As Print Surges, Ebook Sales Plunge Nearly 20% (cnn.com)
An anonymous reader quotes CNN:
Sales of consumer ebooks plunged 17% in the U.K. in 2016, according to the Publishers Association. Sales of physical books and journals went up by 7% over the same period, while children's books surged 16%. The same trend is on display in the U.S., where ebook sales declined 18.7% over the first nine months of 2016, according to the Association of American Publishers. Paperback sales were up 7.5% over the same period, and hardback sales increased 4.1%...
Sales of e-readers declined by more than 40% between 2011 and 2016, according to consumer research group Euromonitor International. "E-readers, which was once a promising category, saw its sales peak in 2011. Its success was short-lived, as it spiraled downwards within a year with the entry of tablets," Euromonitor said in a research note.
The article includes an even more interesting statistic: that one-third of adults tried a "digital detox" in 2016, limiting their personal use of electronics. Are any Slashdot readers trying to limit their own screen time -- or reading fewer ebooks?
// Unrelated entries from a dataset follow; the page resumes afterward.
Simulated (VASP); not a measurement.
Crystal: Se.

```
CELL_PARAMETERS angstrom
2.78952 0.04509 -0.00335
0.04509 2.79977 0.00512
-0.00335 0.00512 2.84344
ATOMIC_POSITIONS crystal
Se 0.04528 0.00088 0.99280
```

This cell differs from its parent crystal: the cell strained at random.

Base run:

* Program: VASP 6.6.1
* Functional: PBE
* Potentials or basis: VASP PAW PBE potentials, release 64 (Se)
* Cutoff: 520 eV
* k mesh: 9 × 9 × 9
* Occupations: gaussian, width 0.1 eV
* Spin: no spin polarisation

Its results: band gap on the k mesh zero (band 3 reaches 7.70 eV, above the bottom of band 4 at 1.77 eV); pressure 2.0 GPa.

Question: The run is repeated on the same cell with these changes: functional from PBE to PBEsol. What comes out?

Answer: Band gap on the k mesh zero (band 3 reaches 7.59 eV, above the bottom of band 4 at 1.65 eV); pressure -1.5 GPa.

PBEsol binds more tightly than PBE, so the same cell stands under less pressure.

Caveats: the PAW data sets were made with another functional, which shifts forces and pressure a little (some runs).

Sales of e-readers declined by more than 40% between 2011 and 2016, according to consumer research group Euromonitor International. "E-readers, which was once a promising category, saw its sales peak in 2011. Its success was short-lived, as it spiraled downwards within a year with the entry of tablets," Euromonitor said in a research note.
The article includes an even more interesting statistic: that one-third of adults tried a "digital detox" in 2016, limiting their personal use of electronics. Are any Slashdot readers trying to limit their own screen time -- or reading fewer ebooks?
I happen to like eBooks very much. I like being able to check them out of the library online.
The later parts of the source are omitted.